Suburban communities' rejection of video gambling at local bars has taken a nearly $1.7 billion bite out of the state's $31 billion construction plan and may have opened the door for putting the machines at Arlington Park.
Associated Press file
SPRINGFIELD - Suburban communities' rejection of video gambling at local bars has taken a nearly $1.7 billion bite out of the state's $31 billion construction plan and may have opened the door for putting the machines at Arlington Park.
A recent state economic report pegged at $177 million the potential annual losses from communities voting to ban video gambling, a key funding source for the massive public works program lawmakers and Gov. Pat Quinn approved last year. That $177 million a year would pay off nearly $1.7 billion in construction financing. The state borrows the money for the construction projects and pays it back over two decades. Video gambling provides a stream of cash to pay off that borrowing.
Enter video gambling at horse tracks.
Supporters say the video casinos at the state's tracks could provide upward of $300 million annually, enough to pay off $3 billion worth of borrowing. Plus, there might be as much as $400 million upfront from the tracks buying the rights to have video gambling machines.
"This is really about jobs," said Barrington Hills Republican state Rep. Mark Beaubien, one of the key negotiators working on the legislation.
As proposed, Arlington Park and other Chicago-area tracks would get up to 1,200 video gambling positions apiece. Downstate tracks would get 900 each.
In addition to the construction plan, the video casinos would finance track improvements and increase race prizes, which in turn are expected to bring better competition to Illinois horse tracks and spur investment in the industry.
Supporters are gearing up for a final push in the waning days of the spring legislative session, hoping to get a vote before the scheduled May 7 adjournment. The tracks and various horse racing interests have struck a deal, but it has yet to be tested by lawmakers and has prompted opposition from the riverboat casino industry, which fears its business will suffer and warns state riverboat casino taxes could too.
So far, local officials have opposed the idea because it gives them no say. The state deal would put the gambling machines at Arlington Park whether the village board wants them or not. Village President Arlene Mulder and other village officials, who've traditionally opposed slot machines at the track, have complained that their local authority should be respected.

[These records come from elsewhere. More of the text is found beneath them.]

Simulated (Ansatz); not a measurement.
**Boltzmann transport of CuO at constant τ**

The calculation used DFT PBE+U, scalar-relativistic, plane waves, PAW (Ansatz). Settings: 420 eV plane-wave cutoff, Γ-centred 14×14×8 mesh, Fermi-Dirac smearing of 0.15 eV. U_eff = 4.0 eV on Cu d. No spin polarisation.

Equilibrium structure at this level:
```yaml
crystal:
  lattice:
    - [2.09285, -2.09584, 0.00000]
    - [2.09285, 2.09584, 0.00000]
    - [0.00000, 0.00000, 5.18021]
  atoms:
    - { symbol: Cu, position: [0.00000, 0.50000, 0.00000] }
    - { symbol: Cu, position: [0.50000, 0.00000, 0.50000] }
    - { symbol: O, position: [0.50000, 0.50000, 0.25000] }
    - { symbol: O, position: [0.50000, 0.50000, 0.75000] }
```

The village, however, would get 5 percent of the video casino's take. And the lawmakers pushing the deal said they're pre-empting Arlington Heights and other host communities because the construction program is a statewide program.
Essentially lawmakers don't want to have the success of a massive statewide construction program hinge on the whims of the Arlington Heights board. The state's take from video gambling at bars is in such a state of uncertainty because local communities have taken advantage of the local opt-out provisions.